Callie Lawson-Freeman, Las Vegas Review-Journal on

Published in Basketball

LAS VEGAS — It’s no secret that Becky Hammon is a trailblazer.

Inducted into the Naismith Memorial Basketball Hall of Fame in 2023, the Aces coach is most known for the accomplishments that came after her WNBA career.

From becoming the first full-time female assistant coach in NBA history when she joined San Antonio Spurs to earning Coach of the Year honors in her first season with the Aces, Hammon prioritized winning.

When she became the first female head coach in the NBA Summer League in 2015, she took home the crown. When she took the helm of the Aces in 2022, she became the first rookie coach to win a WNBA championship, then earned a repeat title last season.
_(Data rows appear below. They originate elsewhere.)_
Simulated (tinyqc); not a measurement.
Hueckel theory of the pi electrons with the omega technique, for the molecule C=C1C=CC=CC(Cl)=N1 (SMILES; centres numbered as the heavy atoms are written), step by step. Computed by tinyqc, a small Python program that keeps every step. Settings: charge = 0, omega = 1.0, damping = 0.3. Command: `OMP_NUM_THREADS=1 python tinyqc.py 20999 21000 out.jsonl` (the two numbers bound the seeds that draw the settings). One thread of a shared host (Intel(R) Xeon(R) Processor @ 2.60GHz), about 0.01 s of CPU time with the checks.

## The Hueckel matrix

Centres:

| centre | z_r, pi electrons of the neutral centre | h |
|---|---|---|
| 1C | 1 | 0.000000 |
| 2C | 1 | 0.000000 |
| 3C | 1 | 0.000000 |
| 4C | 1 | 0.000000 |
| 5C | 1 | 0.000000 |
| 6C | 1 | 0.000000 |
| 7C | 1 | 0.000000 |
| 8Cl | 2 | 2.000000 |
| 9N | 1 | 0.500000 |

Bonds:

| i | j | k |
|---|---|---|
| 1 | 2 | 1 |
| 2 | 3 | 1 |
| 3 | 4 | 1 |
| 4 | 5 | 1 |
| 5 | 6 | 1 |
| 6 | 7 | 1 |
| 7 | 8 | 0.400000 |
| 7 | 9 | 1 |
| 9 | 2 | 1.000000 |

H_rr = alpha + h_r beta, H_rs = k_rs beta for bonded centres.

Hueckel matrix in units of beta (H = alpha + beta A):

But Hammon made an impact on the court in the WNBA as well, playing 16 seasons, split evenly between the New York Liberty and San Antonio Silver Stars, before she retired in 2014.

In honor of her decorated career, the league deemed her one of the WNBA’s top 15 players of all time in 2011 and one of the top 25 players of all time in 2021.

Here are the top five moments in Hammon’s WNBA playing career:

5. First All-Star appearance

Making an All-Star team might seem like a minor milestone, but for Hammon, it was in complete defiance of all odds. The 5-foot-6-inch guard went undrafted after a historic senior year at Colorado State, but fought through training camp to make the Liberty’s roster in 1999.

Hammon was barely even scouted out of high school and has often called her underdog story what made her “relatable” to fans at the time.

By 2003, Hammon’s importance to the Liberty was undeniable. She had a breakout season, averaging 14.7 points per game, leading to her first All-Star nod.

The 2003 WNBA All-Star Game was played in front of her home crowd at Madison Square Garden in New York on July 12, but she couldn’t play.

She tore her ACL in a loss to the Detroit Shock on June 27, three days after pushing the Liberty to win over the Charlotte Sting with 21 points.

Luckily, she’d go on to make five more All-Star appearances in her career.

4. 5,000 points

Hammon became just the seventh player to score 5,000 points in her career on Aug. 31, 2011, when she scored 16 in San Antonio’s 78-66 win over the Connecticut Sun. She was tied for the game high that day with Tina Charles, who is still playing in the WNBA for the Atlanta Dream.

 

Hammon retired having scored 5,841 points. Since the Silver Stars turned into the Aces, she is still third on the organization’s all-time scoring list with 3,474 points.

3. Assists leader

Hammon gained a reputation as “Big Shot Becky” for her clutch buckets, but she finished the 2007 season with a career-high 5.0 assists per game, which was best in the league.

When she dished the ball at league-high clip, it was her first year in San Antonio after being traded from the Liberty. She came out of that season second in MVP voting, having boosted the team to 20 wins and a second-place Western Conference finish after it had just 13 wins the year before.

2. 3-point contest champion

Hammon has seemingly done it all, even winning the All-Star 3-point contest in 2009.

Dominating the first and final rounds at Mohegan Sun Arena in Uncasville, Conn., Hammon bested the likes of Sue Bird and Diana Taurasi to claim the title.

Hammon was most effective from her second rack in the final round, cashing on four of five attempts from the middle of the floor and finishing with 16 points.

Finalists Bird and Katie Smith had 12 points in the last round.

1. Postseason heroics

Hammon played for the Liberty for eight seasons, and they made the playoffs every year outside of 2003 (when she was injured) and her final year with the team in 2006.

Although Hammon advanced to the WNBA Finals in 1999, 2000 and 2002 with New York and in 2008 with San Antonio, her top career moment might have been in a year she missed the last stage of the postseason.

The Liberty upset the defending WNBA champion Detroit Shock to advance to the Eastern Conference finals in September 2004, and they couldn’t have done it without Hammon.

She scored 20 points, then a playoff career high, then assisted on Bethany Donaphin’s turnaround jumper with half a second remaining in the game.

The basket gave the Liberty a 66-64 victory, and Hammon showed she could make the important pass long before she was ever called “Big Shot Becky.”